Introduction to the OSI Reference Model

The OSI model (minus the physical medium) is showed below. The model is called the OSI (Open Sytems Interconnection) reference model because it deals with connecting open systems—that is, systems that are open for communication with other systems.

                  

      Note that the OSI model itself is not a network architecture because it does not specify the exact services and protocols to used in each layer. It just tells what each layer should do. The OSI model has seven layers and each layer is to be discussed below.

The Physical Layer

      The physical layer is concerned with transmitting raw bits over a communication channel. The design issues have to do with making sure that when one side sends a 1 bit it received by the other side as a 1 bit, not as a 0 bit. Typical questions here are what electrical signals should be used to represented a 1 and a 0, how many nanoseconds a bit lasts, whether transmission may proceed simultaneously in both directions, how the initial connection is established, how it is torn down when both sides are finished, how many pins the network connector has, and what each pin is used for.

The Data Link Layer

      The main task of the data link layer is to transform a raw transmission facility into a line that appears free of undetected transmission errors. It does so by masking the real errors so the network layer does not see them. It accomplishes this task by having the sender break up the input data into data frames (typically a few hundred or a few thousand bytes) and transmit the frames sequentially. If the service is reliable, the receiver confirms correct receipt of each frame by sending back an acknowledgement frame.

     Another issue that arises in the data link layer (and most of the higher layers as well) is how to keep a fast transmitter from drowning a slow receiver in data.

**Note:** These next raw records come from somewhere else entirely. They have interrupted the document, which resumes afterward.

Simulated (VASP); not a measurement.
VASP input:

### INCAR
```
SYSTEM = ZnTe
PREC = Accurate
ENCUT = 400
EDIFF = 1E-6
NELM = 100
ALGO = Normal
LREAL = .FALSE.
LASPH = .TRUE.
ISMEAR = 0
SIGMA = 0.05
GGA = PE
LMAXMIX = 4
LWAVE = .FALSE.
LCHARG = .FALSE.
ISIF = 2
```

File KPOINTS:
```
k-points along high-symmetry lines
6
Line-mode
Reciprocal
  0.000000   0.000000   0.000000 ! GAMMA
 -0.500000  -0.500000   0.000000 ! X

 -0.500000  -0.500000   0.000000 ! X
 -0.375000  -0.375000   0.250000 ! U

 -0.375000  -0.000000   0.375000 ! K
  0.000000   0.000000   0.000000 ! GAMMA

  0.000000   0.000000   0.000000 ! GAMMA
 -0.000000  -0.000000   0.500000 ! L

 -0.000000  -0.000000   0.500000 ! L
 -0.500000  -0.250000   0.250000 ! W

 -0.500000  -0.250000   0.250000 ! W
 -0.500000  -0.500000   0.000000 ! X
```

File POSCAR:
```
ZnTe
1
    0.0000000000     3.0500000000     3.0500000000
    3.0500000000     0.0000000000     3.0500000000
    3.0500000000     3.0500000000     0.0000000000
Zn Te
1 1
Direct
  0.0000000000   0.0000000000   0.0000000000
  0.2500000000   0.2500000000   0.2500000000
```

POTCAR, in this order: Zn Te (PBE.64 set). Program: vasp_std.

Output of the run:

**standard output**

      Broadcast networks have an additional issue in the data link layer: how to control access to the shared channel. A special sublayer of the data link layer, the medium access control sublayer, deal with this problem.

The Network Layer

      The network layer controls the operation of the subset. A key design issue is determining how packets are routed from source to destination. If too many packets are present in the subnet at the same time, they will get in one another's way, forming bottlenecks. Handling congestion is also a responsibility of the network layer, in conjunction with higher layers that adapt the load they place on the network.

      It is up to the network layer to overcome the problems, such as using different addressing, accepting too large packets and using different protocols, to allow heterogeneous networks to be interconnected.

      In broadcast networks, the routine problem is simple, so the network layer is often thin or even nonexistent.

The Transport Layer

      The basic function of the transport layer is to accept data from above it, split it up into smaller units if need be, pass these to the network layer, and ensure that the pieces all arrive correctly at the other end.

      The transport layer also determine what type of service to provide to the session layer, and, ultimately, to the users of the network. The most popular type of transport connection is an error-free point-to-point channel that delivers messages or bytes in the order in which they were sent.

      The transport layer is a true end-to-end layer; it carries data all the way from the source to the destination. In the lower layers, each protocol is between a machine and its immediate neighbors, and not between the ultimate source and destination machines, which may be separated by many routers. The difference between layer 1 through 3, which are chained, and layers 4 through 7, which are end-to-end, is illustrated in figure above.

The Session Layer

      The session layer allows users on different machines to establish sessions between them. Sessions offer various services, including dialog control (keeping track of whose turn it is to transmit), token management ( preventing two parties from attempting the same critical operation simultaneously), and synchronization (checkpointing long transmissions to allow them to pick up from where they left off in the event of a crash and subsequent recovery).

The Presentation Layer

      Unlike the lower layers, which are mostly concerned with moving bits around, the presentation layer is concerned with the syntax and semantics of the information transmitted. The presentation layer manages abstract data structures and allows higher-level data structures (e.g., banking records) to be defined and exchanged, thus making it possible for computers with different internal data representation to communicate.

The Application Layer

      The application layer contains a variety of protocols that are commonly needed by users. One widely used application protocol is HTTP (HyperText Transfer Protocol), which is the basis for the World Wide Web. Other application protocols are used for file transfer, electronic mail, and network news.